Let’s also refer to the realities of wind generation projects that have been in use elsewhere in the nation, and compare their operation to our tiny spot on the map. The Stateline Wind Farm is the largest in the Pacific Northwest and straddles the line between Washington state and Oregon. There are at least 454 242-foot-high wind turbines ranked in long rows on a vast, windswept grassland in the Columbia River country, where winds coming down the Columbia Gorge average 16-18 mph. At that rate, the project can generate 30-35 percent of its total capacity year-round, enough to power about 70,000 homes. At wind speeds greater than 56 mph, the turbines are designed to shut down.

The Energy Atlas of the West ( says Washington state alone has “over 1 million acres of windy land.” Other wind farms are located in Texas, Iowa, California, Minnesota, and Kansas — all of which are known for their wide open spaces and huge tracts of relatively level terrain. Anyone who has taken a road trip through the West knows that the wind blows incessantly in those places, and the Columbia River area is no different. Even at that, a report prepared in 2005 for the Western Area Power Administration and others concedes that “due to the intermittency of wind power generation, the Stateline system requires back-up power from natural gas.”

The Stateline Wind Farm began operation in 2001. I first came across it about that time, while driving into the Pendleton area from Walla Walla. The landscape there consists of high rolling hills of yellow grass broken by dry gulches, outcrops of basalt, and clumps of sagebrush, as far as the eye can see. The emptiness is striking to someone from back East. Suddenly you top a rise and spread before you are miles and miles of windmills, looking like so many airplane propellers on poles, arranged on a grid. It’s an arresting sight. Some people find them beautiful.
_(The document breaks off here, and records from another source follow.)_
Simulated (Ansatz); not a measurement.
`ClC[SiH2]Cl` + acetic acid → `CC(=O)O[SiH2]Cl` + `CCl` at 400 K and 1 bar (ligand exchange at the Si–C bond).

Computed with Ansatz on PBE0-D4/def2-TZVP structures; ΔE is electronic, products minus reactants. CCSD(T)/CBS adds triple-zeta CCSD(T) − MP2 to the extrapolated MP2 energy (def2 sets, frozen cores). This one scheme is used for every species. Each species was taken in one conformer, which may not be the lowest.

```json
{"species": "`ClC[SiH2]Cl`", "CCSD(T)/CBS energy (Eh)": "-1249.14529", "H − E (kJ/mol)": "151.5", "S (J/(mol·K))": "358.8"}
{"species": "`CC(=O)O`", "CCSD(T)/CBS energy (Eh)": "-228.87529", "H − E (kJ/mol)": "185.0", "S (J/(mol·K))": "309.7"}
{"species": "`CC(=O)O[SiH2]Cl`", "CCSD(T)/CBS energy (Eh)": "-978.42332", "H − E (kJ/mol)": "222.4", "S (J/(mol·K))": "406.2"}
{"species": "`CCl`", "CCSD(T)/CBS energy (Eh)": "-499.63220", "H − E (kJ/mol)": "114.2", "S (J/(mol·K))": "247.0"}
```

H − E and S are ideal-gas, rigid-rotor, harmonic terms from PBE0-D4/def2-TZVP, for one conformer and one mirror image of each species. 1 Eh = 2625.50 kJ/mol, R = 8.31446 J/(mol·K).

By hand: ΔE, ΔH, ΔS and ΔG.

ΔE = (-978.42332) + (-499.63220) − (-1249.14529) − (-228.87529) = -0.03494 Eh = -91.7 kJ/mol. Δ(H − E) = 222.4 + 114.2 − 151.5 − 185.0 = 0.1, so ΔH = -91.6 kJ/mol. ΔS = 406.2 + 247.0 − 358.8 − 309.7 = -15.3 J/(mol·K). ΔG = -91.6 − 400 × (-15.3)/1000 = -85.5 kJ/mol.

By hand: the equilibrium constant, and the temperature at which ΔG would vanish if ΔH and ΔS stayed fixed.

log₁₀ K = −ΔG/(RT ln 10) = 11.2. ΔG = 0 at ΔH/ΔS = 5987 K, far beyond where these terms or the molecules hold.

The land area of Umatilla County is 3,215 square miles, with a population density as of the 2010 census of 23.6 persons per square mile. Its neighbor in Washington state, Walla Walla County, which shares the wind farm, is slightly smaller and more densely populated, at 1,270 square miles and 46.3 persons per square mile. Rutland County is 929.82 square miles with 66.3 persons per square mile.

Other considerations aside, is there room and is there enough wind to justify this project? Is it an appropriate use of Grandpa’s Knob in West Rutland?